Now, let’s say this individual is in relatively good health, but decides not to pursue any other elder care option, including assisted living. He wakes up in the middle of the night, perhaps arthritis or sore joints stinging pain through his body, but he has to use the bathroom.
He clutches the edge of the bed and simply doesn’t feel as secure on his legs. He wishes, in that moment, he had somebody he could call who could be there within a moment’s notice. Somebody who could help him make sure he will get to the bathroom safely.
In this situation, let’s say that he doesn’t make it and is injured. If he was at assisted living, making new friends, taking part in activities, enjoying good companionship and conversation every day, he would also have a staff member on call he could reach out to for help if he didn’t feel safe one specific night.
These minor things can be big deals for aging seniors.
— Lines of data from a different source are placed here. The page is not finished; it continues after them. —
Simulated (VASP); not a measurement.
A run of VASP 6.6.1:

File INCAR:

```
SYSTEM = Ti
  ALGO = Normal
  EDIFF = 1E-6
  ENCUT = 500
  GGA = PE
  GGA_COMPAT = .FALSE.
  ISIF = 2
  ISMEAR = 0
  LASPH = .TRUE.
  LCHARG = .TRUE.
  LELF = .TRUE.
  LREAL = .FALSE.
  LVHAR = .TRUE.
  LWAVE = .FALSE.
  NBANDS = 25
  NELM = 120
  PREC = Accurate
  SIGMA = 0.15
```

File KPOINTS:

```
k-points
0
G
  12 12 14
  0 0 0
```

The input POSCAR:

It’s the little things we often overlook that can be instrumental in affecting our life moving forward. You may not think it at the time, but one little scenario like this one we painted here can change the course of a person’s life, especially if they are in their 70s, 80s, or 90s.
So, in order to make good, reasoned health care decisions, assisted living should be part of the conversation. And always remember, an elderly person is still a consumer and assisted living is a service so when they know all the facts and details about that service and why it is so beneficial, the easier it becomes for them to make a great choice.